I did a post a couple weeks ago on the basics of indexes in SQL Server. One thing that I mentioned in passing is that if you create a clustered index on a column (or columns) with duplicate values, SQL Server will “uniqueify” the columns. This is cashed out in terms of a 4 byte value being attached to each duplicate item, but what does that even mean? What does it look like in SQL Server? How can you know if a value has been uniqueified?
Well, let’s find out.
Setting the Stage
Let’s make a test database and a very simple table:
CREATE DATABASE IndexTest;
USE IndexTest;
CREATE TABLE Uniqueify
(
DuplicateString CHAR(9) NOT NULL
);
INSERT INTO Uniqueify (DuplicateString) VALUES ('duplicate');
INSERT INTO Uniqueify (DuplicateString) VALUES ('duplicate');
INSERT INTO Uniqueify (DuplicateString) VALUES ('duplicate');
Here’s what our minimalist table looks like:
DuplicateString | |
1 | duplicate |
2 | duplicate |
3 | duplicate |
To quickly review: a clustered index results in the table physically being ordered in a certain way. We cannot put a unique clustered index or a primary key (which creates a clustered index) on our table, because they insist that the values in the index or key are unique; if we tried to create one, we’d get an error that starts like this:
The CREATE UNIQUE INDEX statement terminated because a duplicate key was found for the object name ‘dbo.Uniqueify’
However, if we run
CREATE Clustered INDEX IX_Uniqueify_DuplicateString
ON Uniqueify (DuplicateString);
our command completes successfully. So, let’s see what it did to our table…
…huh. Looks the same. I guess it’s good that adding the index didn’t change the values in our data, but what did it even do? We know that the clustered index put our three values in an order, but where does SQL Server store that order? To answer that, we have to dig a bit deeper into SQL Server.
In Search of the Uniqueifier
Note: For this part of the post, I am greatly indebted to this post by Ken Simmons.
To find the uniqueifier we have to go down to the page level. Under the hood, SQL stores your data in 8KB pages and these pages have more going on than just some rows and columns. To view information on the pages behind our table, we will need some DBCC commands.

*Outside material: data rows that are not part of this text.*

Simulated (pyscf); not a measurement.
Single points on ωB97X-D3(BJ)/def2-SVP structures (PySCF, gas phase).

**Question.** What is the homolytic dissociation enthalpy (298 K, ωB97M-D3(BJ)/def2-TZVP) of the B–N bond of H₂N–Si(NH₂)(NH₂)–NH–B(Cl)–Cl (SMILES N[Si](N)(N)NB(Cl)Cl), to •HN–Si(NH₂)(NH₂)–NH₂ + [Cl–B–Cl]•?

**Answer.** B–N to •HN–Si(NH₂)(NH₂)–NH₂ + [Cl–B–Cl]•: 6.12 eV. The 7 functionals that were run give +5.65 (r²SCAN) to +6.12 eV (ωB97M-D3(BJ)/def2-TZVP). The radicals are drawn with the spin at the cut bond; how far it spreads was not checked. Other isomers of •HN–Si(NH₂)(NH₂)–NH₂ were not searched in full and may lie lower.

First, we will run DBCC IND. DBCC IND tells us the page numbers for the objects that we specify. In our case, we are going to look for the pages that contain our indexes
DBCC IND (IndexTest, Uniqueify, -1)
(We use -1 for all indexes. See this post for documentation of DBCC IND).
This is what we get:
Hmmm there’s two results. We could just jot down both pages numbers, but we actually know that 294 is the one that we want, because it has PageType = 1, and 1 means it’s a data page. We can feed that page number into another DBCC function: DBCC Page, which will give us detailed information on whatever page we enter in. Since our database is “IndexTest” and our page is 294, we will run:
DBCC PAGE(IndexTest, 1,294, 3) WITH TABLERESULTS
which will give us a bunch of rows! If we scroll down and keep an eye on the “Field” column, we eventually hit something interesting:
There they are! What we see is that one of our instances of “duplicate” is assigned the uniqueifier 0, another is assigned 1, and if we scrolled down, we would see that the last is assigned 2. This is our glimpse into how SQL Server is ordering these three duplicate values behind the scenes. Nice!
Now, just for fun, we can demonstrate that these uniqueifiers on the page are from our clustered index. We can drop our clustered index,
DROP INDEX IX_Uniqueify_DuplicateString ON Uniqueify
run that same DBCC Page command, and we see…
…those uniqueifiers are gone.
And that’s the story of how SQL Server makes uniqueifiers.